B. Context Listening

You are going to hear a talk comparing the performance of older and younger athletes. Before you listen, look at the phrases from the talk. Which ones would you associate with young athletes and which ones would you associate with older athletes?

  • breaking records
  • strongest in the world
  • greatest increases in speed
  • peak fitness
  • physical improvement
  • four minutes quicker each year
  • Olympics
  • complete a marathon
  • set record running times

Listen and check if you were right.

Listen again and say whether these sentences are true or false. Correct the sentences that are false.

  1. Older athletes are getting faster and fitter.
  2. Runners aged 50+ are speeding up less rapidly than young runners.
  3. Women aged 60-68 running the New York marathon run on average two minutes faster each year.
  4. Older athletes are less likely to achieve their peak fitness than younger athletes.
  5. People grow weaker because they are less active than when they were younger.

Underline the language used to compare in Exercise 3.

  1. Which sentences contain adjectives?
  2. Which sentences contain adverbs?
  3. Which word is used as both an adjective and an adverb?
Show Answer Key and Audio Transcript

Answer Key

3 1 T 2 F Runners aged 50 and over are actually speeding up more rapidly that younger people. 3 F Women aged 60-68 running the New York marathon run on average four minutes faster each year. 4 F They are just as likely to achieve their peak fitness as younger athletes. 5 T

4 faster and fitter; less rapidly than; two minutes faster; less likely than; weaker; less active than 1 sentence 1 (fitter, faster) sentence 4 (likely, younger) sentence 5 (weaker, active, younger) 2 sentence 2 (rapidly) sentence 3 (faster) 3 Faster is both an adjective and an adverb.

 

Transcript

The Olympics is probably the most exciting event in the sports calendar. It’s one of the few opportunities we get to see some of the best athletes in the world competing against each other. And amazingly, each year they seem to be getting better and better. So, you might imagine that the Masters Games, which is for athletes aged 30 and over, would be less exciting to watch. Well, this may not be true for long because recent studies have shown that older athletes are getting faster and fitter.

Now, it’s true they’re not as fast as their younger counterparts, and probably younger runners will always be faster than older runners. However, runners aged 50 and over are actually speeding up more rapidly than younger people. The researchers analyzed the finishing times of 415,000 runners in the New York marathon between 1983 and 1999 and discovered that finishers from the older group showed the greatest increases in speed. Interestingly, women aged 60 to 68 improved the most markedly, running on average four minutes faster each year. Men of the same age ran just over one minute faster than previously.

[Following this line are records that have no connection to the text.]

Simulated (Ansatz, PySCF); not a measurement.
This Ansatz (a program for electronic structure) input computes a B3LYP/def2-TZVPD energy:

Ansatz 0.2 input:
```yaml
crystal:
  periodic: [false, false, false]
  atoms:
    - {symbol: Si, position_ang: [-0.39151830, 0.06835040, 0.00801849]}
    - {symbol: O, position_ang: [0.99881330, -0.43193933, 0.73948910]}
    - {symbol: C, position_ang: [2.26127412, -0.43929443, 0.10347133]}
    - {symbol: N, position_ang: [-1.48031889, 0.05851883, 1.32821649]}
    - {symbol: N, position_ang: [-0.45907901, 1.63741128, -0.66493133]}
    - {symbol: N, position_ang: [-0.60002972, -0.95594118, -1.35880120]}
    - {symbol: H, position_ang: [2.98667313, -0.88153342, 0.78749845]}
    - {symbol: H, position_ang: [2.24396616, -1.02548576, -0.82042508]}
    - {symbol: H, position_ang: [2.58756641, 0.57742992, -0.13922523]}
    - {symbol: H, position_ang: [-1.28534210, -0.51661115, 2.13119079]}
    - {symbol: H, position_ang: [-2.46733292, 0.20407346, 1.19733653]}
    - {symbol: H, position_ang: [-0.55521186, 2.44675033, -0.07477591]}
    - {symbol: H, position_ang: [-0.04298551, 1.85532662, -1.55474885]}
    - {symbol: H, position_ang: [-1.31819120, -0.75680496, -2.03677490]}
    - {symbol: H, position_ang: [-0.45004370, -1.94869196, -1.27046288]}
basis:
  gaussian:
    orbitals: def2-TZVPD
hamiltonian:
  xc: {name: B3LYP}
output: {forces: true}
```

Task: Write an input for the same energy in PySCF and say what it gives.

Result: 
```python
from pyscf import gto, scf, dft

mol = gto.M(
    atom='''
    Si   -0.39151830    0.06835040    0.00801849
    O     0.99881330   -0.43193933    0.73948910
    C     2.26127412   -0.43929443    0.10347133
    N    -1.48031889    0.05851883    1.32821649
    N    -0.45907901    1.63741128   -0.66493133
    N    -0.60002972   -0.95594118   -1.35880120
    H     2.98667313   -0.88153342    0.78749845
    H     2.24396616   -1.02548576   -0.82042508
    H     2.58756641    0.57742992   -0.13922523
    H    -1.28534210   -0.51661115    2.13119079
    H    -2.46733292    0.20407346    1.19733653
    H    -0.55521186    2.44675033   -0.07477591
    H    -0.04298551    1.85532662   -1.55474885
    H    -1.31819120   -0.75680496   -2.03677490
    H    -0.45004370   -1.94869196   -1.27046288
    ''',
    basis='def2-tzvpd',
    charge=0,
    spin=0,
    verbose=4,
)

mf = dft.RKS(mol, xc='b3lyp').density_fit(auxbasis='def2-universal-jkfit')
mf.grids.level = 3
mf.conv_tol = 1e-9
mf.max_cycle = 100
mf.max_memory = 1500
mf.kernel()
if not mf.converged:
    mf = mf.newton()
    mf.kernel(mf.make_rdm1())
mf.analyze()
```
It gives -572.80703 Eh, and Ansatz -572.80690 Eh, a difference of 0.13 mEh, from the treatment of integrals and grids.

Not only that, a second study proved that older athletes can achieve the same degree of physical improvement as those in their twenties and thirties. In other words, they are just as likely to achieve their peak fitness as younger athletes. 25 years ago, few 60-year-old men and even fewer women would have considered it possible to complete a marathon, let alone set record running times. The researchers concluded that people grow weaker not simply because of age, but because they don’t keep as active as they did when they were younger. It would seem that the longer athletes keep competing, the greater their chances of setting new records are.